I'm trying to join a few rows from a remote view to a local table. The view has about 300 million rows, so I want to use the REMOTE query hint so that all 3 million rows don't have to be transferred to my computer.
SELECT R.Something, L.ID, L.Something
FROM [dbo].[LocalTable] L
INNER JOIN (
SELECT TOP 100 Something, L_ID FROM [RemoteServer].[RemoteDB].[dbo].[RemoteTable]
) R
ON L.ID = R.L_ID
This returns 100 rows, as I expected, and takes basically no time, as I expected.
However,
SELECT R.Something, L.ID, L.Something
FROM [dbo].[LocalTable] L
INNER REMOTE JOIN (
SELECT TOP 100 Something, L_ID FROM [RemoteServer].[RemoteDB].[dbo].[RemoteTable]
) R
ON L.ID = R.L_ID
starts to return thousands of rows. I quit it after a few seconds, but it was in the tens – hundreds of thousands.
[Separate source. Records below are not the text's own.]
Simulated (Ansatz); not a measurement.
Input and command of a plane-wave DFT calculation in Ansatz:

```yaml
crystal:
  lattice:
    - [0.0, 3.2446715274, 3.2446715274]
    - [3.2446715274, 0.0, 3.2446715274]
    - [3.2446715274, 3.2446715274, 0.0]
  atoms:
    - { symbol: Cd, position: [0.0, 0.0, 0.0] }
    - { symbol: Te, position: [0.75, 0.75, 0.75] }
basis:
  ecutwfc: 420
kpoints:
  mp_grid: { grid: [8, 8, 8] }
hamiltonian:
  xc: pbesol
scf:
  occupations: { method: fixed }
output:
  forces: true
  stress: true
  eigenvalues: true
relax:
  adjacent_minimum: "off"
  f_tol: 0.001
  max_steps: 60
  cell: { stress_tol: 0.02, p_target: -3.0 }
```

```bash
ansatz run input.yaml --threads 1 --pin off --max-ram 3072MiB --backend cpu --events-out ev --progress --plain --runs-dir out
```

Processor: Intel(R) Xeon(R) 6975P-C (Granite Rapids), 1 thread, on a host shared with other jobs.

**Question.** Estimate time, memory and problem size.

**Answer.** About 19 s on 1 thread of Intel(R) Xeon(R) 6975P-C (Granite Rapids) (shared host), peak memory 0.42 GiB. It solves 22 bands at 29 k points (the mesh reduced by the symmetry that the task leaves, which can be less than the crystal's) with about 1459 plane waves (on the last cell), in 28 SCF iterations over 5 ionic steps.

How could a query hint change my result set?
Best Answer
TOP 100
with noORDER BY
means it is undeterministic which 100 rows from the remote table end up participating in the join. This is execution plan dependant and can vary.If it is a one to many relationship it may be the case that one batch of 100 rows has more matches on the other side of the join than another different batch of 100 rows.
You should specify an
ORDER BY
(inside the derived table) on some unique column or combination of columns to ensure deterministic results.